Trent Williams cashes in: Currently, Williams is a filthy-rich human who finished last season as the game's top bookend, per Pro Football Focus. His $55 million in guarantees from the 49ers suggests Williams won't be pounding the pavement for low-grade temp jobs. Neither will any of his relatives for the next 27 generations, but Williams gives the Niners something special in return: A technically unique, powerful left tackle who fits like a glove in Shanahan's zone-run scheme.

BIGGEST NON-MOVES

All quiet on the Watson front: Football fans have spent the past two months bathed in speculation over the destiny of Deshaun Watson. It's a messy situation with no easy exit for David Culley or Nick Caserio, the Texans coach and general manager who were airdropped into this sinister carnival. So what happens next? Here's my (unshakably reliable) list of potential scenarios in their order of likelihood:

  1. Panthers owner David Tepper outbids all suitors for Watson, offering a mega package headlined by a trio of first-round picks, including this year's No. 8 overall.
  2. Watson winds up in San Francisco in a deal that sends Jimmy Garoppolo to Houston, where he reunites with Caserio. As with Carolina's pitch or any potential deal, this requires a trio of first-rounders plus a handful of proven players.
  3. The Jets come calling and offer a massive bundle of selections, including No. 2 overall. This allows the Texans to immediately rebrand with someone like Zach Wilson or Justin Fields under center.
  4. Belichick twists the arm of his old pal Caserio (to the point of pain) and winds up with Watson running New England's juiced-up offense.
  5. The Texans refuse to move Watson ... and he refuses to play. Instead of watching a generational wonder on Sundays, Texans fans -- and all of us poor souls -- are stuck eyeing Tyrod Taylor.

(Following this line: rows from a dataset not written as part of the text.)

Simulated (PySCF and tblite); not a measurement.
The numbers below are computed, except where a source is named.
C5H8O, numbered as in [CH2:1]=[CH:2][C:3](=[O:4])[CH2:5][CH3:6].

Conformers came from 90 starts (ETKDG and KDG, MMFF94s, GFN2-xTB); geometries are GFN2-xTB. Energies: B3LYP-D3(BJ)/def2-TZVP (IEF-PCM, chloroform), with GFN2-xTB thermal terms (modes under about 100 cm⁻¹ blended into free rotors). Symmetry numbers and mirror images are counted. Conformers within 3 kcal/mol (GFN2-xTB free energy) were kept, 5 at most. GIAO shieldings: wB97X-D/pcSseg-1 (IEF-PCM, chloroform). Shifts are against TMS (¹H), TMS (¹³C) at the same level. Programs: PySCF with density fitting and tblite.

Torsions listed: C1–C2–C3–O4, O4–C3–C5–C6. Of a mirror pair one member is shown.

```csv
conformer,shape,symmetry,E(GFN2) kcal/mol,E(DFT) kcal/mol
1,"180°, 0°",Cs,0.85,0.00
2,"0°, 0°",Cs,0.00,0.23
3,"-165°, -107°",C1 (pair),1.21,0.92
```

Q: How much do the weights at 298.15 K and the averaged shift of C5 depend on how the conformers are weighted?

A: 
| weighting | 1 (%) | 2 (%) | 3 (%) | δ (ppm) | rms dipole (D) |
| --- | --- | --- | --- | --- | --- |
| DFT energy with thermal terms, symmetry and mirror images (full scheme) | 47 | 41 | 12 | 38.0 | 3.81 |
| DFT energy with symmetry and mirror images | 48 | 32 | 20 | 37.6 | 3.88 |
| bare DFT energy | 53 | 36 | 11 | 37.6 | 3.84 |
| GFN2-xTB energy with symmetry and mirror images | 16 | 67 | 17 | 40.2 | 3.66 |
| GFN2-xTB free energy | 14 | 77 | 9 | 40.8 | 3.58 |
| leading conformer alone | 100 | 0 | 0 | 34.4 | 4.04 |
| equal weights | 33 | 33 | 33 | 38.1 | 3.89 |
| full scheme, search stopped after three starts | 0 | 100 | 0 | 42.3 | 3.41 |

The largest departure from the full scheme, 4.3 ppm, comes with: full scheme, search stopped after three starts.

On a more serious note, Watson has been accused of indecent conduct in two civil lawsuits. After news of the first complaint initially broke Tuesday night, Watson strongly denied wrongdoing in a social media statement.

(UPDATE: As of Friday, four more women have filed civil suits against Watson, bringing the total number of lawsuits to seven.)

Bears whiff on Wilson: We get it. Ryan Pace tried. The Bears general manager offered the world to Seattle for Russell Wilson. The Seahawks weren't into it.

Seattle reportedly turned down a monster giftbag of three firsts, a third and two starters. Additional whispers suggest those two players could have included defensive stalwarts Khalil Mack and Akiem Hicks.

Dark times for Bears fans, a badgered group that has gone eons without a bona fide elite presence at quarterback. I'm not sure why Chicago's brass still believe in Pace to end the drought. You wouldn't expect him to earn multiple chances after massively misevaluating the 2017 NFL Draft, which saw the Bears trade up for the dangerously frustrating Mitchell Trubisky while ignoring a pair of superbeings in Watson and Patrick Mahomes.

Making matters worse, Pace sent a fourth-rounder to the Jaguars a year ago to acquire Nick Foles and pay him $21 million guaranteed. This was after Foles utterly flatlined in Jacksonville. And he couldn't even win the Bears job over Mitchell.

At age 69, Pete Carroll wanted little to do with Pace's offer. Who can blame him? Why agree to a proposal that essentially turns the Seahawks ... into the Bears? Why pull the trigger on a swap that would leave Seattle with $39 million in dead money?

It's strangely poetic that Chicago's fumbling and bumbling now has the team selling Andy Dalton as its starter. Ill poetry, though, for the legion of loyal Bears fans who put their trust in a front office that can't figure out the most important job in the NFL: finding that quarterback who changes everything forever.